Since web browsers use random numbers all the time (for every "https://" page they fetch), it's quite likely that these functions (where available) may run faster than most random number generators written in JavaScript -- even non-cryptographic algorithms.

Cryptographic random number techniques compatible with ancient and modern browsers

One way to generate true random numbers in JavaScript is to capture mouse events and add them into a pool of entropy, keeping track of some (hopefully conservative) estimate of the entropy added. Once the pool is "full" (estimates indicate that at least 128 bits of entropy have been added), use some cryptographically secure random number generator to generate random numbers from the pool -- typically by using a one-way hash so that a sequence of a few thousand output numbers are not enough to deduce the state of the entropy pool and hence predict the next output number.
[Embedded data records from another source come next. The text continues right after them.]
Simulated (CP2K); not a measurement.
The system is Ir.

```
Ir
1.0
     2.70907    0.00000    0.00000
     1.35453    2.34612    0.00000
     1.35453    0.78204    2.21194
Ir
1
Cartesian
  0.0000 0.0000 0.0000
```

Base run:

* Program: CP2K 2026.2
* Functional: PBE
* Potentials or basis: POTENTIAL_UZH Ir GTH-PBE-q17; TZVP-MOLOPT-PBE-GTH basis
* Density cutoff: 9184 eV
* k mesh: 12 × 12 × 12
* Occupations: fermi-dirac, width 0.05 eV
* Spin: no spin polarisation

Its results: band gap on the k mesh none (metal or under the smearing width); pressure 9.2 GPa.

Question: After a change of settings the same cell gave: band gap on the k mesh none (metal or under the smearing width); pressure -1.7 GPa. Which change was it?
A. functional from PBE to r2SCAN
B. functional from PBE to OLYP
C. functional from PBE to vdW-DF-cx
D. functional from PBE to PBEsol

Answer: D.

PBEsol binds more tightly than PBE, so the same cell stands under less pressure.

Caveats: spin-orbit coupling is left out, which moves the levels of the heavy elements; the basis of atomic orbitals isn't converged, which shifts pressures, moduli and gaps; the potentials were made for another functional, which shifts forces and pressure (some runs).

One implementation: http://lightsecond.com/passphrase.html

Further reading

• window.crypto
• Compatibility of window.crypto.getRandomValues()
• Secure random numbers in javascript?
• https://security.stackexchange.com/questions/20029/generate-cryptographically-strong-pseudorandom-numbers-in-javascript
• Is there any built in browser support for crypto random numbers in IE and Webkit? Firefox has window.crypto
• Better random function in JavaScript

Answer 3

While looking for an alternative for Math.random I stumbled on this question.

While those are valid answers, the solution that worked for me was simply using Math.random twice.
And use a modulus on the decimals of the float.
Basically to increase the randomness.

Maybe it might be usefull for some who were guided by google to this question.

Here's a snippet with the function, and one that runs it a million times.

function rand(min, max){
    return (Math.floor(Math.pow(10,14)*Math.random()*Math.random())%(max-min+1))+min;
}

// rolling the rand
function rollRands(min, max, rolls) {
    let counts = {};
    for(let i = min; i <= max; i++) {
        counts[i] = 0
    }
    let roll = 0;
    while (roll < rolls) {
        counts[rand(min,max)]++;
        roll++;
    }
    return counts;
}

// testing a million rands
console.log(rollRands(36, 42, 1000000));

Answer 4

Rando.js is cryptographically secure. It's basically window.crypto.getRandomValues() that uses window.msCrypto.getRandomValues() as a failsafe and Math.random() as a last resort failsafe, but it's easier to implement and use. Here's a basic cryptographically secure random [0, 1) number:

console.log(rando());

<script src="https://randojs.com/2.0.0.js"></script>

Nice and easy. If that's all you wanted, you're good to go. If you want it to do more for you, it's also capable of all this:

console.log(rando(5));                      //an integer between 0 and 5 (could be 0 or 5));  
console.log(rando(5, 10));                  //a random integer between 5 and 10 (could be 5 or 10));  
console.log(rando(5, "float"));             //a floating-point number between 0 and 5 (could be exactly 0, but never exactly 5));  
console.log(rando(5, 10, "float"));         //a floating-point number between 5 and 10 (could be exactly 5, but never exactly 10));  
console.log(rando(true, false));            //either true or false  
console.log(rando(["a", "b"]));             //{index:..., value:...} object representing a value of the provided array OR false if array is empty  
console.log(rando({a: 1, b: 2}));           //{key:..., value:...} object representing a property of the provided object OR false if object has no properties  
console.log(rando("Gee willikers!"));       //a character from the provided string OR false if the string is empty. Reoccurring characters will naturally form a more likely return value  
console.log(rando(null));                   //ANY invalid arguments return false  

//Prevent repetitions by grabbing a sequence and looping through it
console.log(randoSequence(5));              //an array of integers from 0 through 5 in random order  
console.log(randoSequence(5, 10));          //an array of integers from 5 through 10 in random order  
console.log(randoSequence(["a", "b"]));     //an array of {index:..., value:...} objects representing the values of the provided array in random order  
console.log(randoSequence({a: 1, b: 2}));   //an array of {key:..., value:...} objects representing the properties of the provided object in random order  
console.log(randoSequence("Good gravy!"));  //an array of the characters of the provided string in random order  
console.log(randoSequence(null));           //ANY invalid arguments return false

<script src="https://randojs.com/2.0.0.js"></script>

It supports working with jQuery elements too, but I left that out of this demo so I wouldn't have to source in jQuery. If you need that, just check it out on the GitHub or website.

Answer 5

There seems to be slight confusion here between two things that are very different:

• random numbers;
• pseudorandom numbers.

Apologies to those who know this already, but the two are worlds apart. Pseudorandom numbers appear random and may even pass sophisticated tests of randomness, but they are deterministic. Because of this, they are useless for cryptography, and may have other flaws where true randomness is required.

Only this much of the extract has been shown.